Aria to the Critic — Salette Tavares (performer and author)

The sequence of the program will be changed for the following (un)previewed motives:

____
____
____

Interpreters: António Aragão, Clotilde Rosa, E. M. de Melo e Castro, Jorge Peixinho, Manuel Baptista, Mário Falcão, Salette Tavares.


Melo e Castro reports that Jorge Peixinho played violin with a firearm and drank champagne from a bidet, Salette Tavares sang an aria to the cri-cri-cri-tic, António Aragão played lying down in a coffin, and Melo e Castro turned 1000 Watts spotlights onto the public. The improvisation was incredible, as was the excitement and/or anger of the public.

With the same kind of provocation, the group Zaj15organised on the 27th of February in Lisbon an exhibition of the artist Millares and a concert with works by Hidalgo, Marchetti and Barce.

1958-68 – an overview

Performances and the Public

A positive evolution in musical performances can be seen in a study by the social researcher António Barreto on Portuguese society16, which shows an increase in music, ballet and music-hall performances between 1960 and 1968.

Graph - "Performing Arts - Music, ballet and music-hall"


Unfortunately, the graph shows that this increase didn't mean more people going to these performances.

Modern Composers

Graph - "Modern Composers"

The Portuguese leading contemporary composers were occasionally played by the different orchestras and soloists. It is interesting that the graph shows that the composers with more performances were Lopes-Graça, Alvaro Cassuto and Jorge Peixinho: Lopes-Graça was a neoclassic composer and an intellectual, member of the communist party, banned of all official institutions by the Regime, but permitted to travel abroad representing Portuguese composers in the ISCM; Alvaro Cassuto was a young composer and conductor with interest in new – twelve-tone – music; Jorge Peixinho was the leader of Portuguese avant-garde music.
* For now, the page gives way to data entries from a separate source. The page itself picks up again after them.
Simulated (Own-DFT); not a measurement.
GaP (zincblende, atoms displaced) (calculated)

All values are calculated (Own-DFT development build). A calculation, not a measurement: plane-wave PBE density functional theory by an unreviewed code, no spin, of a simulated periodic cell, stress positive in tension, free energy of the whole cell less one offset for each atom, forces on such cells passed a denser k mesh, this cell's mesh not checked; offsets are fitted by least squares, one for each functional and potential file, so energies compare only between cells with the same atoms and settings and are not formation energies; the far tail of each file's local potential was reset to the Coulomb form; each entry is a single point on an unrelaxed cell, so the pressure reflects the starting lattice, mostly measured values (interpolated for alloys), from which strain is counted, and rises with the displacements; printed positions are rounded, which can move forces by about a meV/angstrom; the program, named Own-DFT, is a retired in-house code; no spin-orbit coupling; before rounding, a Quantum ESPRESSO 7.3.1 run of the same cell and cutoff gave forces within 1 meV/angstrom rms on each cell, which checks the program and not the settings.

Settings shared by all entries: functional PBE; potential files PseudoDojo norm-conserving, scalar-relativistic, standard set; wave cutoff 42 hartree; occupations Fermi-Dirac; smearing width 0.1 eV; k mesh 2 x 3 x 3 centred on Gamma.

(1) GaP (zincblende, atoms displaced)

Among the more traditional composers, Ruy Coelho was performed constantly in Portugal and abroad and also recorded; he was praised by the regime with medals and prizes. This composer and conductor was, in fact, a constant in the S. Carlos Opera and in symphonic (also choral symphonic) concerts (Symphonic Orchestra of Lisbon): every year there is a reference to symphonic and choral symphonic pieces played in Portugal and/or abroad; also in 1960, 1964 and 1966 new opera productions of different works were performed.

Graph: Modern and contemporary composers

The evolution from 1958 to 1968 must also be considered. The picture above shows this increase in terms of the number of modern and contemporary composers performed in Lisbon, showing some particular years: 1961, 1964 and 1968.

It seems that 1968 is a turning point in Portuguese and world history: Salazar's accident and the emergence of the new Portuguese Prime-Minister Marcelo Caetano, the student unrests in Portugal, France and U.S.A., the occupation of Czechoslovakia by the Red Army, the preparations at N.A.S.A. for the voyage to the moon (in 1969). In Portuguese music, three composers of this young generation, for various reasons, stayed out of Portugal for some years: Armando Santiago moved to Canada; Álvaro Cassuto began to work as a conductor in the USA; Álvaro Salazar, went to Brazil as a diplomat.

If, in Portuguese avant-garde music, 1958 till 1968 was, perhaps, the decade of the reception of avant-garde, with the emergence of these composers, the next years would be marked undoubtedly by the — already very influential — personality of Jorge Peixinho and the emergence of his GMCL (the Contemporary Music Group of Lisbon).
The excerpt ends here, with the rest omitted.